Even though it’s impossible not to feel sad

about going a little too soon,

we’ll still laugh at the jokes being told,

we’ll look out the window to see if it’s raining,

or still wait anxiously

for the latest newscast …

Let’s say we’re at the front–

for something worth fighting for, say.

There, in the first offensive, on that very day,

we might fall on our face, dead.

We’ll know this with a curious anger,

but we’ll still worry ourselves to death

about the outcome of the war, even though it could last for years.

Let’s say we’re in prison

and close to fifty,

and we have eighteen more years, say, 

before the iron doors will open.

We’ll still live with the outside,

with its people and animals, struggle and wind–

I mean with the outside beyond the walls.
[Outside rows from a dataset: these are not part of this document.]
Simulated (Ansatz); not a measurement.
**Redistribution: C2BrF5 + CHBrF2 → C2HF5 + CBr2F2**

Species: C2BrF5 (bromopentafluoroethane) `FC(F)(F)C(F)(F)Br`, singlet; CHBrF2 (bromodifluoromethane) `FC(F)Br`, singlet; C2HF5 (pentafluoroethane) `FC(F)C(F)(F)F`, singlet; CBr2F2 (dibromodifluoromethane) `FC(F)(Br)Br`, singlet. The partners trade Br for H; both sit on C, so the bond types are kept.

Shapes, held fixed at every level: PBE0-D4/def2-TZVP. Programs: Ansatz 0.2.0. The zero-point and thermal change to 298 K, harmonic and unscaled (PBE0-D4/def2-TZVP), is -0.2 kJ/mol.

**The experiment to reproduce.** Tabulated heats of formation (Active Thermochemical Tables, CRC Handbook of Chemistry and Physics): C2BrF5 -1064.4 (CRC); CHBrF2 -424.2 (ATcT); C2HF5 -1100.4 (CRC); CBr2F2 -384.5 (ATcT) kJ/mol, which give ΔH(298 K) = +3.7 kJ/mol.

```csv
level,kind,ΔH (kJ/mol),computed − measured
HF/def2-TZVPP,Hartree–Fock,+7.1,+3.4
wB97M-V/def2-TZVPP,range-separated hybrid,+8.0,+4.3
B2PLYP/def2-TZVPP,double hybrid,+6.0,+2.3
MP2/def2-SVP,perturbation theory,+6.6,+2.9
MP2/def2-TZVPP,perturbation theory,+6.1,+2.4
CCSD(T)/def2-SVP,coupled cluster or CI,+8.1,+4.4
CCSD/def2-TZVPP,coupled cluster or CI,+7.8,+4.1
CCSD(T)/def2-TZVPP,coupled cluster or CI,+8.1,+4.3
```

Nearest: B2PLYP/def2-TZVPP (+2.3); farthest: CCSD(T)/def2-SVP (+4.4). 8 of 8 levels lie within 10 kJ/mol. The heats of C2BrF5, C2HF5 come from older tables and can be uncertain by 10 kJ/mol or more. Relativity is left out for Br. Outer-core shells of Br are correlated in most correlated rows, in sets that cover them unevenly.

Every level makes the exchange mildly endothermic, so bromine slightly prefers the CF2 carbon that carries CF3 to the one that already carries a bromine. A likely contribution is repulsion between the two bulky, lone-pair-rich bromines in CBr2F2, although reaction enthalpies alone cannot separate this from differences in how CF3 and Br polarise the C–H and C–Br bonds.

I mean, however and wherever we are,

we must live as if we will never die.

        III

This earth will grow cold one day,

a star among stars

and one of the smallest,

a gilded mote on blue velvet–

I mean this, our great Earth.

This earth will grow cold one day,

not like a block of ice

or a dead cloud even

but like an empty walnut it will roll along

in pitch-black space …

You must grieve for this right now

–you have to feel this sorrow now–

for the world must be loved this much

if you’re going to say “I lived” …

What’s My Edge?

When I came to Edgeryders in 2011 or was it 2012, the world, our world was reeling from the latest global economic fiasco,  the streets would be soon occupied by the indignant.  We were gathering under the inexplicably benign gaze of the Council of Europe to explore the tools of something so intensely profound as ‘Social Cohesion’.   The surroundings were a bit standard, but the community had possibilities:  fresh, flexible, visionary.    These were folk that knew their stuff and were literate and realistic about the global dilemma.  ( Of course, many seemingly suffered from being overly-literate, but  that’s something else, and experience shows that this can be bashed out of people.)

The themes of the first unConf became the reasons why I am in the unMon.  We talked of a Treasury of Wisdom, Rebooting Democracy, Resiliency Hubs, Transparent Budgeting, Creative Extinction, a Society of Inclusive Civil Survivalists.  Among our slogans were indeed Collapsenomics, State in a Box, unCivilization, The Age of Crisis.  It seemed to me that someone was finally addressing the Dark Arts of confronting the ghosts that haunt us.  My designated territory was clear:  I would continue to Extract Enthusiasm through the miracle of Human Rites.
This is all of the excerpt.